Step 3: Complete NAME_FUZZY_VD Implementation

function NAME_FUZZY_VD(name1, name2) {
    const processed1 = preprocess(name1);
    const processed2 = preprocess(name2);
    
    // Token-based similarity (primary method)
    const tokenSimilarity = matchTokens(processed1.tokens, processed2.tokens);
    
    // Character-based similarity (fallback for short names)
    const charSimilarity = levenshteinSimilarity(processed1.cleaned, processed2.cleaned);
    
    // Use token-based if both names have multiple tokens, otherwise character-based
    const hasMultipleTokens = processed1.tokens.length > 1 || processed2.tokens.length > 1;
    
    return hasMultipleTokens ? tokenSimilarity : charSimilarity;
}

Examples

// Example 1: Different word order
NAME_FUZZY_VD("John Smith", "Smith John")
// Tokens: ["john", "smith"] vs ["john", "smith"] 
// Result: ~0.95 (high similarity)

// Example 2: With typo
NAME_FUZZY_VD("John Smith", "Jon Smith")
// Tokens: ["john", "smith"] vs ["jon", "smith"]
// "john" vs "jon": similarity ~0.75 (above 0.7 threshold)
// Result: ~0.87

// Example 3: Missing token
NAME_FUZZY_VD("John A Smith", "John Smith")
// Tokens: ["a", "john", "smith"] vs ["john", "smith"]
// "a" has no good match, gets penalty
// Result: ~0.73

// Example 4: Preprocessed company name
NAME_FUZZY_VD("Happy Company Co., Ltd", "HappyCompanyCo Ltd")
// After preprocessing: "happycompanycoltd" vs "happycompanyco ltd"
// Result: ~0.91

This algorithm handles common name variations like different word orders, typos, missing middle names, and company name formats while maintaining high accuracy.

TYPE

Input: Type-1, Type-2 Output: MATCH, MISMATCHED (Boolean)

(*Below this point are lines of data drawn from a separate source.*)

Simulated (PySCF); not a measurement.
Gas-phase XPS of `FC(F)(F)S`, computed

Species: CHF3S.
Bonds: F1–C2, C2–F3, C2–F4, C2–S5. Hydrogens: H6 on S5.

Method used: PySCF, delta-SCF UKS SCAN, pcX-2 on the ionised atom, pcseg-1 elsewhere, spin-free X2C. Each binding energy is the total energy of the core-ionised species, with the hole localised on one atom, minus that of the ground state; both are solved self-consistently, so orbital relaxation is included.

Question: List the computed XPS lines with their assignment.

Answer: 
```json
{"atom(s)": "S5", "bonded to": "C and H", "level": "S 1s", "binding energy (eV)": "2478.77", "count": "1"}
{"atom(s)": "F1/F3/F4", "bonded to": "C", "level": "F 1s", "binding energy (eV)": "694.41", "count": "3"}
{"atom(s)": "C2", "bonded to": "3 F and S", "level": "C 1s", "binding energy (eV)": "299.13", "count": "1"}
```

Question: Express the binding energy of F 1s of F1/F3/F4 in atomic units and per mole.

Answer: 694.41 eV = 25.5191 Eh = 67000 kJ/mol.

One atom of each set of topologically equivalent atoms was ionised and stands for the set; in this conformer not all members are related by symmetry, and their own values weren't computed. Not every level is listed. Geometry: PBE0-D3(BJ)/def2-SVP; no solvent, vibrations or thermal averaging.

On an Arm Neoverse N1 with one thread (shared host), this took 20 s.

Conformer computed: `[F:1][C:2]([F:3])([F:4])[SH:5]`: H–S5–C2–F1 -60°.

TYPE is mean the type name id, it use to check the value between two Type are same, it has to be 100% match, and it is case non-sensitive.

Simple Implementation

function TYPE(type1, type2) {
    return type1.toLowerCase() === type2.toLowerCase();
}

Examples

// Example 1: Match
TYPE("CCPT", "ccpt")  // true (MATCH)

// Example 2: Mismatch
TYPE("CCPT", "RAID")  // false (MISMATCH)
// CCPT = Passport, RAID = Tax ID - different types

// Example 3: Case insensitive
TYPE("PASSPORT", "passport")  // true (MATCH)

ABS_CI

Input: Value-1, Value-2 Output: MATCH, MISMATCHED (Boolean)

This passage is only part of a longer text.